The Alumni Weekly provides these pages to the president.

Whig Hall is one of three buildings whose renovation we marked this fall.
Whig Hall is one of three buildings whose renovation we marked this fall.
Brian Wilson/Office of Communications

The most obvious evidence of Princeton’s evolution as a University is architectural. From its beginnings in Nassau Hall, our campus has grown to encompass 180 buildings representing approximately 8.5 million square feet of amazingly varied space. Alumni who periodically return to Princeton are greeted by an ever changing landscape — from the collegiate Gothic splendor of Demetri Porphyrios’ Whitman College to the sculpture-like artistry of Frank Gehry’s Lewis Library to the transparent simplicity of Fred Fisher’s glass-walled Sherrerd Hall. New dormitories have risen on the site of Butler College, while a state-of-the-art chemistry building is nearing completion where the armory once stood. And these are just the latest in a succession of additions to our campus stretching back to the construction of Stanhope Hall in 1803.

At Princeton, however, the new invariably rubs shoulders with the old, for, wherever possible, we have sought to retain the architectural beauty and the personal associations and memories that are evoked by buildings constructed decades or centuries ago. Despite their apparent solidity, no building can withstand the forces of nature and the wear and tear of human use without continual care. Moreover, buildings must be regularly adapted to reflect the changing needs and expectations of their occupants. For University Architect Ron McCoy *80, the “lament of the architect” is “the tension between the building as a cultural artifact to be preserved and the code, life safety, and functional requirements of a building to serve the needs of an institution.”

Fortunately, as a result of Ron’s leadership and that of his predecessor, Jon Hlafter ’61 *63, coupled with the talents of outside architects and the staff of our Office of Design and Construction, we have successfully addressed this tension by renewing much of Princeton’s architectural fabric from within. Timeworn buildings that are no longer able to meet their current roles have been revitalized without transforming their external appearance or abandoning interior features that give them their special character. Four considerations guide these renovations: programmatic requirements, the preservation or restoration of original design elements, building safety and accessibility, and environmental sustainability.

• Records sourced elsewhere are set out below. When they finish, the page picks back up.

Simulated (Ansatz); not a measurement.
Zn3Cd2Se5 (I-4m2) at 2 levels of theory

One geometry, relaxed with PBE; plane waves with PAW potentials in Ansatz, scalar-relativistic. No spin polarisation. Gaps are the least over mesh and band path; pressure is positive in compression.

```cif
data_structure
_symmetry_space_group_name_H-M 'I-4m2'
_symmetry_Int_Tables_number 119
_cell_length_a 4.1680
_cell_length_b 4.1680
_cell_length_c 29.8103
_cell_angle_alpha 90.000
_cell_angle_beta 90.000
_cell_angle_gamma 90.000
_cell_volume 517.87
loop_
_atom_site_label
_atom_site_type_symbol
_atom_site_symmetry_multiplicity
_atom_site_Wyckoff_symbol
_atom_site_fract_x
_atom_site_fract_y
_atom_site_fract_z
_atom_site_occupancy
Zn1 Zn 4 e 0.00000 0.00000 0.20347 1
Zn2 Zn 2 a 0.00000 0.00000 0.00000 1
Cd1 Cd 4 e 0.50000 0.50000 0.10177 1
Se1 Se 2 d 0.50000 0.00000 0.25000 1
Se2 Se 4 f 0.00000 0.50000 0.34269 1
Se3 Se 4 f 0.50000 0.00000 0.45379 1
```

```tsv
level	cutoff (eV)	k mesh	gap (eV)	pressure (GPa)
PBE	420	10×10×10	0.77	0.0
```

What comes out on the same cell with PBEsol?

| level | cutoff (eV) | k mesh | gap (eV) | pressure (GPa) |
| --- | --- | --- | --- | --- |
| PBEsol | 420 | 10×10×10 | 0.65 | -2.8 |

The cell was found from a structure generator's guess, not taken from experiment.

Though all four are essential, the first of these criteria is paramount, since a building that fails to meet our institutional needs will quickly become a white elephant, no matter how well preserved or code-compliant or environmentally friendly it may be.

For example, East Pyne, a building designed to accommodate more books than people when it opened as a library in 1897, had over time become a claustrophobic rabbit warren that inhibited interactions among the humanities departments housed in it. Reborn as part of the Andlinger Center for the Humanities in 2003, the building today not only fosters the vibrant interplay of ideas that is so essential to good scholarship, but we were also able to build under its courtyard a computer-driven language resource center that reflects the advent of technologies that would have been the stuff of science fiction in 1897.

This fall, at a time when more ambitious construction projects were placed on hold because of the economic downturn, we celebrated the renovation of three important buildings, especially for students: 58 Prospect Avenue, previously known as Elm Club and now the new home of the Carl A. Fields Center for Equality and Cultural Understanding and Community House; Campus Club, which has reopened as a gathering place for all undergraduate and graduate students; and Whig Hall, headquarters of our nation’s oldest collegiate literary and debating society.

Each of these beautifully refurbished structures advances Princeton’s aspirations with respect to student life, while highlighting the other renovation criteria described above. 58 Prospect Avenue represents an especially skillful blending of old and new — the restoration of the former Elm Club’s original and much disfigured Italianate revival features and the addition of a 5,000-square-foot addition for large events. Campus Club, while outwardly unchanged for all intents and purposes, incorporates geothermal technology to meet 100 percent of its heating and cooling needs, advancing Princeton’s sustainability goals. And Whig Hall’s renovations placed particular emphasis on safety and accessibility, ranging from a sprinkler system to enhanced restroom access, while respecting both its Greek revival inspiration and modernist components from an earlier renovation. So, when you find yourselves on campus next, I hope you will explore not just the gleaming new buildings that postdate your time at Princeton, but those old yet reinvigorated friends that continue to serve us well.